LaCrosse, Rocky Improve in Q1

LaCrosse Footwear Inc. and Rocky Brands Inc. each reported improved first-quarter results Thursday at the close of the stock markets.

Portland, Ore.-based LaCrosse swung to a profit from a loss the prior year. The company said first-quarter earnings totaled $1.7 million, or 25 cents a diluted share, which compared with a loss of $692,000, or 11 cents, a year ago.

Net sales were $34.2 million, up from $25.9 million a year ago. Sales in the workboot market jumped 38 percent to $26.3 million, while outdoor market sales increased 15 percent to $7.9 million.

“We’re very pleased with our strong sales and earnings growth in the first quarter of 2010, driven by increased demand across our different channels and markets,” said Joseph Schneider, president and CEO of LaCrosse, in a written statement. “We saw very strong demand from various branches of the U.S. government due to the continued strengthening of our customer relationships throughout the government channel and our strong execution in exceeding their delivery timetables. We also saw much stronger at-once demand from our wholesale channel partners during the first quarter, reflecting the improved consumer spending environment and success of our core products.”

Rocky Brands, meanwhile, reported a first quarter loss of $561,000, or 10 cents, compared with a loss of $1.1 million, or 20 cents, in the prior year.

Net sales rose to $56.1 million from $50.1 million a year ago. Wholesale revenues advanced 5 percent to $37.9 million, while retail sales declined slightly to $12.9 million from $13.7 million.

“Our first-quarter results were above internal and external projections driven by higher sales in our wholesale and military segments combined with improved operating expense leverage,” said Mike Brooks, Rocky chairman and CEO, in a written statement. “With regard to our bottom line, the seasonality of our business makes it difficult to realize positive earnings during the first quarter, which is typically our lowest volume sales quarter. However, we are confident that the steps we have taken to right size both our wholesale and retail platforms, combined with our initiatives aimed at expanding revenues will result in improved profitability year-over-year during the remainder of this year.”

Nelsonville, Ohio-based Rocky also said Thursday that its Dickies footwear licensing partnership with Williamson-Dickie Manufacturing Co. will end effective Jan. 1, 2011. The decision was mutual between the two firms.

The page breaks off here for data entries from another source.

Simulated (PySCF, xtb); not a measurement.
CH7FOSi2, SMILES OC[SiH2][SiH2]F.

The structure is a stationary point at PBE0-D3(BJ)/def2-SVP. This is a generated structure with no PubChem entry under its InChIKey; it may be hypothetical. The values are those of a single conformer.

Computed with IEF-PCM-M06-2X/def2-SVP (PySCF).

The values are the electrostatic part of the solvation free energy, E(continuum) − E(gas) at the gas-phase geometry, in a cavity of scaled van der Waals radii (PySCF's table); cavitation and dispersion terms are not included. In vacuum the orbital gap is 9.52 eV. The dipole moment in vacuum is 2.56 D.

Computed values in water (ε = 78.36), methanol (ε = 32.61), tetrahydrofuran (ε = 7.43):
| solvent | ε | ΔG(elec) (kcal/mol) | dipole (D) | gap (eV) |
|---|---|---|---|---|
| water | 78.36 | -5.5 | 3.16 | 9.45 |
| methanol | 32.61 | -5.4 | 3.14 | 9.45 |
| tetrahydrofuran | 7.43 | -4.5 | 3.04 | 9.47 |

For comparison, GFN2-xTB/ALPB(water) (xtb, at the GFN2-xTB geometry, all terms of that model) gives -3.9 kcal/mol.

Rocky has been the exclusive licensee of Dickies footwear since January 2005 when it acquired EJ Footwear. Dickies made up 4 percent of Rocky’s sales in 2009.

“We have enjoyed partnering with Dickies to create top quality, value-priced footwear for the American worker,” Brooks said in a separate statement. “With their acquisition of Kodiak Group Holdings in 2008, a Canadian-based apparel and footwear manufacturer, we anticipated it would be difficult for us to retain the Dickies footwear license beyond 2010, and we have been taking steps to replace that business beginning next year.”